The Final Action Hearings for the International Code Council begin on Wednesday September 17, 2008 in Minneapolis Minnesota.  There are hundreds of code changes up for debate and approval by the governmental members.  The interesting part is that the process has made the front page of many newspapers including the New York Times.

The New York Times is questioning why government agencies (GSA specifically) are questioning code changes that are based on the investigative findings born after the 9/11 tragedies.  These changes are not making airplane resistant buildings, but making the super tall buildings safer for occupants to egress during an emergency.

So why are code changes now making the buzz on covers of the New York Times and why is Hillary Clinton commenting on the ICC Changes as well?

I would like to hope that the code changes are become more important to our political leaders and the public.   I’m not sure if that is the reason but there are many interesting issues up for debate.

Regardless of your position it is important to understand where codes and standards come from.  The ICC will be streaming the annual business meeting and the final action hearings on the web.  If you are not at the hearings this week, tune in online and watch code history be made.  If I can not make it to the hearings I typically have the web-cast on while I am working in the office.

Check out the web-cast and don’t forget to check back with us as we provide updates throughout the week.

{ 4 comments… add one }

  • Michael OBrian September 18, 2008, 9:56 am

    Well another article popped up today from the Wall Street Journal.


    Well done article.

  • Jeff September 20, 2008, 12:01 pm

    Copied from the NAHB blog:

    Lee Schwartz, MAHB, Checks in From ICC Hearings
    Don Pratt, Roger Papineau and I are on hour 28 of the hearings. It’s already been an interesting morning as the fire alarm went off in our hotel at 6:10 am with a subsequent evacuation. It was a false alarm.

    Debate and voting has been completed on the Wildlife/Urban Interface Code, the International Fire Code, and the International Building Code Fire Safety provisions. We are now on the International Building Code General provisions. The Residential Code and Energy Code changes won’t start before 6:00 PM tomorrow.

    As of this moment,two hundred and forty-one code changes have been voted on, most of them non-controversial. Just 580 more to go. It’s already been announced we will go AT LEAST until midnight tonight and probably longer. Sessions start at 7:00 AM.
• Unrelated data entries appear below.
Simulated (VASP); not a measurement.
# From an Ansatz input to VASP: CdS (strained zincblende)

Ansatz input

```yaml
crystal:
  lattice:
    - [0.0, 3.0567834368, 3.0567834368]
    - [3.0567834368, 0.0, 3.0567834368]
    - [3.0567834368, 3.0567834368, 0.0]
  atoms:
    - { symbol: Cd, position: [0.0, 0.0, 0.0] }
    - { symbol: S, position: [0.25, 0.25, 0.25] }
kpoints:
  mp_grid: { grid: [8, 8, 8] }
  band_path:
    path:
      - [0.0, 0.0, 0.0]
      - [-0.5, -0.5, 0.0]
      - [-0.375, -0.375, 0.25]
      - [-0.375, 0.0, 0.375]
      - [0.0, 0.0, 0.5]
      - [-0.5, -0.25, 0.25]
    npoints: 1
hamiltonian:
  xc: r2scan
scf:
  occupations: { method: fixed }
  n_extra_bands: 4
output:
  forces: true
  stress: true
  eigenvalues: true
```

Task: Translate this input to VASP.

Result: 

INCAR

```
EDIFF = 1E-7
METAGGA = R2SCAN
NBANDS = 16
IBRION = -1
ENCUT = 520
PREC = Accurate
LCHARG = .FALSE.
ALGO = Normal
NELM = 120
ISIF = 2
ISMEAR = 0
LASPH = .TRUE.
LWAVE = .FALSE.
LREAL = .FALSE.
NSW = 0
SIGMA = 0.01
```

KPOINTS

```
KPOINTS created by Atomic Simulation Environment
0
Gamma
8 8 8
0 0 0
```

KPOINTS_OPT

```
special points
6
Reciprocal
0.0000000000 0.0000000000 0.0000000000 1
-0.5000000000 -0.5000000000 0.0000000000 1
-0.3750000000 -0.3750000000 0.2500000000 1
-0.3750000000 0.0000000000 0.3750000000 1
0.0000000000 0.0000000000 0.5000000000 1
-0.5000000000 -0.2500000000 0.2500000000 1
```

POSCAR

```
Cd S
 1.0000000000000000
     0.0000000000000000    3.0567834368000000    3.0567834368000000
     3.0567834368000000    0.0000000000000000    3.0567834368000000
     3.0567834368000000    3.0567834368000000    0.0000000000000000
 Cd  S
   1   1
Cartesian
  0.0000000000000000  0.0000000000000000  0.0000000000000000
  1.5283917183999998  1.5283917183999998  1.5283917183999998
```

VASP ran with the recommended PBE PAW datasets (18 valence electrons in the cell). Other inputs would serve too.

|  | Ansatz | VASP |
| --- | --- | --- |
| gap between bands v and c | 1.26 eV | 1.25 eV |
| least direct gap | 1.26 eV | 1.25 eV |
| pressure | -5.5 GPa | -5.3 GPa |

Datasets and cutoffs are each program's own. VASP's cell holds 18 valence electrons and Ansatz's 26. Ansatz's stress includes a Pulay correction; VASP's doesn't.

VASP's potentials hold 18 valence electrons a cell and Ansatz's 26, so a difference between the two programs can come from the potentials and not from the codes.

    Voting over the last two 1/4 days has been fairly steady, usually around 250 to 300 votes being cast on each proposal with the highest number of votes cast at 388 and the lowest at 163. Voters have electronic voting machines the size of a credit card. Most voting is done by a show of hands but the cards are used on close votes. We’ve been tracking both the number of votes cast and the time the vote took place.

    Given the importance of the International Fire Code to fire services, it speaks volumes that the highest number of voters on this code was 388. Fire service voters were not here in large numbers to vote on the Fire Code or the Fire Safety provisions of the International Building Code.

    Rumor and supposition abound here. While ICC hasn’t announced the total number of qualified voters for the hearing, the word has gotten out that total registration is hovering in the area of 2,300 to 2,600 registrants. Not all registrants are eligible to vote. We expect the number of qualified voters in the hall to dramatically increase as we draw closer to the sprinkler vote.

    American Airlines was the “official” airline for this conference. The sprinkler advocates bought advertising on these flights both on the audio and visual in-flight entertainment. They are also running pro-sprinkler videos on the in-hotel TV channels at the major conference hotels.

    The Energy Efficient Codes Coalition paid for redoing the magnetic hotel keycards at the major conference hotels. The name of the hotel on the front of the card has the been replaced by the logo of the coalition along with the address of their website.

    I guess when approval of a code change or several code changes means billions of dollars more in income, you can spend a few dollars on frills.

    What kind of dollars are we talking about?

    The NAHB estimates had a residential sprinkler system been required in every residential dwelling in 2005, the sprinkler industry would have benefited to the tune of $5,787,990,000. Yes, that’s five billion, seven hundred and eighty-seven million, nine hundred and ninety thousands dollars in just one year. While the roughly $185 million dollars the sprinkler industry did make by sprinkling 52,664 homes that year is an impressive chunk of cash, it’s just pocket change from a child’s piggy bank compared to what they could force consumers to cough up if sprinklers are mandated in all new homes.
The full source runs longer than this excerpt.